A Two-Step Representation of Text Sentences in a Semiotic-Textological Framework

Abstract

 

 

 

 

 

In the dissertation an attempt is made to outline a method whose application makes it possible to create an explicit description of text sentences which may also be used for text analysis. Consequently, my purpose is to introduce a representational model with a theoretical framework and an apparatus of description on which a complex analysis of texts could be based. A theoretical background for the analysis of text sentences has been set up with regard to the theories, methods, results and deficiencies of different schools of descriptive grammar. To make up the series of hierarchic steps that represent text sentences, specific text sentences have been analysed. The model is designed to ensure that any reasonable interpretation could be explicitly represented.

In my view the explicit l i n g u i s t i c description of a text should be concerned with l a n g u a g e - o r i e n t e d  factors that texts are given coherence by, namely: 1) co-referentiality, 2) the linear order of constituents forming text sentences and the order of sentences in the text, 3) how each sentence of the text satisfies the conditions determining its structure in the given locus and/or situation of communication. (This latter factor implies the analysis and description of text grammar phenomena such as agreement, ellipsis, pronominalisation, order of constituents.)

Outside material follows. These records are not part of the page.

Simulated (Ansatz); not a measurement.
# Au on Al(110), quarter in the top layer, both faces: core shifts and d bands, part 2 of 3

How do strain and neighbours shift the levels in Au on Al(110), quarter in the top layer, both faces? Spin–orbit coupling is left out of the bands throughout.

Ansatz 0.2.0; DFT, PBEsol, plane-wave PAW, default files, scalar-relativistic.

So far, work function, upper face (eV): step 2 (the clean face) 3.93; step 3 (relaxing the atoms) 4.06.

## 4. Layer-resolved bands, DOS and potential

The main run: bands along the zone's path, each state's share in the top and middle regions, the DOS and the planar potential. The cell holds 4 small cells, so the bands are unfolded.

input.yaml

Explicit linguistic description does not mean that the disclosure of factors to be described can be carried out with purely linguistic means. What is also needed is a broader theoretical framework which stipulates knowledge of textology beyond the limits of linguistic analysis and a general knowledge of the external world.

The aspects of text analysis listed above show that a linguistically based description of texts aiming at maximum explicitness should necessarily rely on the explicit representation of the immediate constituents of the text: text sentences. The explicit description of individual text sentences, however, appears to be impossible without the consideration of the text-level (linguistic and non-linguistic) phenomena creating their co-/context and thereby determining their actual formation and logical (linguistic)-semantic and prosodic structure. It follows from this that a potentially explicit description of text sentences requires a knowledge of both text linguistics and system linguistics, as text sentences can be best characterized if related to the corresponding system sentences. The correspondences and differences in the patterning of text and system sentences can be explained with reference to the given co- and/or context.

Chapter Four contains the representational model created for the description of text sentences. Chapter One is a general survey of the antecedents and sources of textlinguistics. Chapter Two is concerned with the relation between text and sentence. In Chapter Three grammars applicable to the description of text sentences are treated with regard to their contribution to the explicitness of sentence analysis. The description of the model is followed by an overview of questions emerging in connection with the representation of text sentences and tasks to be solved.